From: J.B. Nicholson
Subject: Re: [libreplanet-discuss] helping newcomers start blogs - but where?
Date: Sat, 19 Aug 2017 20:02:39 -0500
User-agent: Mozilla/5.0 (X11; Linux x86_64; rv:52.0) Gecko/20100101 Thunderbird/52.2.1

John Rooke wrote:
Anyone who visited the Daily Stormer prior to its takedown knows that
there is plenty of evidence to vindicate Cloudflare's decision.

None of which you name, point to, nor do you address the issue of this being extrajudicial which is the chief problem here. This merely confirms the danger in hosting with someone else no matter how righteous their statements appear to be or how much they turn on those statements when emotions run high.

As for Chomsky, he may not have "kicked anyone off the internet", but he
has to my certain knowledge, used his power to silence critics.

The problem here is one of attacking character as a means of distracting from the underlying point (an issue I should have made more clear in my initial response): even if Chomsky had "kicked someone off the Internet" as CloudFlare's CEO says he did, that wouldn't render what Chomsky says about freedom of speech to be wrong. It's arguing by proxy to point out that Chomsky doesn't follow his own line, essentially saying that Chomsky may be hypocritical and hoping that the hypocrisy will magically transfer into undermining the support for freedom of speech even in the light of objectionable messages.
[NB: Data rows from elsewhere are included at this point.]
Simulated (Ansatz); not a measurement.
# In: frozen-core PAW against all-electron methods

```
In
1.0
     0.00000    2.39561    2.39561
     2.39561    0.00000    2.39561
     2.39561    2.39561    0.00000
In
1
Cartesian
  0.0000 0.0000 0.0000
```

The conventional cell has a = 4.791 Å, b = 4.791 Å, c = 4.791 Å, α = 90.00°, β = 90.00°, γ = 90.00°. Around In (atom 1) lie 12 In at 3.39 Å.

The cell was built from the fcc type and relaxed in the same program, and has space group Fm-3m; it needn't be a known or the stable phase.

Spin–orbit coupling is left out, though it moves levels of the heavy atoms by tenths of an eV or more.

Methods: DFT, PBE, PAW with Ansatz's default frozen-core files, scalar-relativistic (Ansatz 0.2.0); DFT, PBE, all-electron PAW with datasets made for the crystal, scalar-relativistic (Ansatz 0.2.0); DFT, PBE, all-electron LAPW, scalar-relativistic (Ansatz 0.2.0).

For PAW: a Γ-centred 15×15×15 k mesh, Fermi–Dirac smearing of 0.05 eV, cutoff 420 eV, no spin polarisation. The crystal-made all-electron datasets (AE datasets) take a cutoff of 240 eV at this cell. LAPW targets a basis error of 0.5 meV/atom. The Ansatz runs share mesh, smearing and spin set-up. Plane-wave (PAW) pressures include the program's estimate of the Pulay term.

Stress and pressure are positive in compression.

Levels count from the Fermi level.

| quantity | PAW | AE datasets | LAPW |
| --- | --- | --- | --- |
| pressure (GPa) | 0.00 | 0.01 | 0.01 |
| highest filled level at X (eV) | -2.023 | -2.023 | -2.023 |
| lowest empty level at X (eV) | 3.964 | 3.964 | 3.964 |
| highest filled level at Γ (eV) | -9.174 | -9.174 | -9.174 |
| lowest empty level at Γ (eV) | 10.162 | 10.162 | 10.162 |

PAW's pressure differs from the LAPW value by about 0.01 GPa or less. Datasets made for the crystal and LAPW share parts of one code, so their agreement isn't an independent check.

People try this approach with software freedom too -- when they can't make a good counterargument for software freedom they argue against a noteworthy free software activist, such as Richard Stallman, by pointing to a recording where he says something untoward, or one can see him doing something one typically doesn't see public presenters do. This doesn't read on the underlying argument being made, it's a distraction and attempt to graft whatever unpleasantness one finds in the speaker's behavior to the idea, thus obviating the need for any discussion of the idea on its own merits.